Did I wake up in a strange new world?

Did I wake up in a strange new world?

I love Lewis Carroll’s Alice’s Adventures in Wonderland. Not only because Carroll and I studied the same degree at the same school, but because I think Alice’s story is a parable for the world in which we now find ourselves. Over the past 50 years, perhaps even over the past 15 years, it feels like we have fallen through a rabbit hole and entered a fantasy world where what we once held to be common sense is nonsensical.

If you aren’t sure what I mean, take the statement, “I’m a woman trapped inside a man’s body.” Fifty years ago, such a statement would have been viewed as insanity, but today, not only is it viewed as normal in our culture, but a statement to be celebrated and championed. How did such a thing come to be?

That’s the subject of an excellent book that was gifted to me by Pastor Mark and Cyndi: Strange New World. Author Carl R. Trueman, another British immigrant to the U.S., and a professor of biblical and religious studies at Grove City College in Pennsylvania, seeks to present a case for how such a situation has come to be.

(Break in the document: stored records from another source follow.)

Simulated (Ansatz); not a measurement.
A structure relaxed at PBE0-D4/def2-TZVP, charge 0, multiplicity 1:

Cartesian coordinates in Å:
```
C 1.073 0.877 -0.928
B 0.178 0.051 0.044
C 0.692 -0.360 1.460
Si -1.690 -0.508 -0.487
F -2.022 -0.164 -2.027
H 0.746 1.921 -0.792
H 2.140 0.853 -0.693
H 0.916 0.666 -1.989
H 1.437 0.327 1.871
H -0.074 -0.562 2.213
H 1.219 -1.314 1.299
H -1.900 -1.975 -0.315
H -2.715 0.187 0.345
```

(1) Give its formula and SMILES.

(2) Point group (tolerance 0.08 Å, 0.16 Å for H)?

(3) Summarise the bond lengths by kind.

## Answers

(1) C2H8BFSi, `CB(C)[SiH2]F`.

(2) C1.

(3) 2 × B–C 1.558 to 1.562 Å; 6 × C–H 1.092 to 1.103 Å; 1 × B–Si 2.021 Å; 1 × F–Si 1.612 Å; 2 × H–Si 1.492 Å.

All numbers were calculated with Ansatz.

Trueman’s argument posits that this shift in our world began with the 17th-century French philosopher René Descartes reflections, resulting in the now famous statement: “I think; therefore, I am.” From that point forward, a transition in our collective understanding of human identity began to take place.

Traditionally, humans have understood their identity to be shaped and formed through relationships to others: God, humans, and society at large. However, beginning with Descartes in the 17th century, pushed forward by Jean-Jacques Rousseau in the 18th century, and expressed in the 19th-century Romantic movement of art and literature, our identity began to be viewed as something we discover ourselves, through expressing our own internal thoughts and feelings to realize who we truly are.

This idea, which in the 1990s was termed “expressive individualism,” by American scholar Robert Bellah, has moved from the academy, to the arts, to the common citizen. This has been accelerated by several other factors, explored by Trueman, such as the now commonly held beliefs that true happiness is found in sexual fulfillment, human nature has no moral structure, and technology can be used to shape and form our bodies as we desire.

All this has resulted in us waking up in a “Wonderland”-style world where traditional Christian beliefs are not only seen as wrong, but dangerous to society. The world around us has changed, and as Pastor Mark challenged us two weeks ago, we must be courageous in a new way.

Trueman offers some excellent suggestions for how to respond in the final chapter of his book, and this is an ongoing conversation with much still to be worked out. Personally, I took away two key beliefs which we must clearly teach and articulate as the church in this strange new world:

1.  Identity

Our identity as human beings must be defined by God and not be ourselves: in the words of a song we have often sung, “I Am Who You Say I Am.” We must recognize that in God’s eyes we are endowed with an innate dignity because we are made in his image. He views us as his beloved, and his Word teaches us, out of that love, how to express our humanness most fully in this world. God defines who we are, and his definition enables us to flourish as humans in a way that no other definition can.

2. Purpose

The Westminster Shorter Catechism (part of the larger Westminster Standards, which form our constitutional document regarding our beliefs) begins with the question: “What is the chief end of man?” Understanding our purpose as human beings was determined to be the starting place for this, the part of the Standards designed to teach children the faith. And the answer to that vital question is: “Man’s chief end is to glorify God, and to enjoy Him forever.” Our pursuit of happiness is not wrong, it is just misplaced. We are not to pursue happiness in anything we find in this world, but in the person of God himself, whom we will enjoy and glorify forever.

Obviously, this is just a 30,000-ft summary of what I have learned from this book, and I would encourage anyone who is interested to pick up a copy. Alternatively, Trueman spoke on this topic in a series of three lectures (1, 2, 3) at a Presbyterian church in Houston last year, which provide an excellent summary of his book.

My prayer is that this strange new world would become a place in which the church is strengthened and flourishes in a new and profound manner as we grapple with our unique identity as a “peculiar people” (1 Peter 2:9 KJV). And out of that will flow a mission that captivates people and draws them into a community where they can discover what it truly means to be human.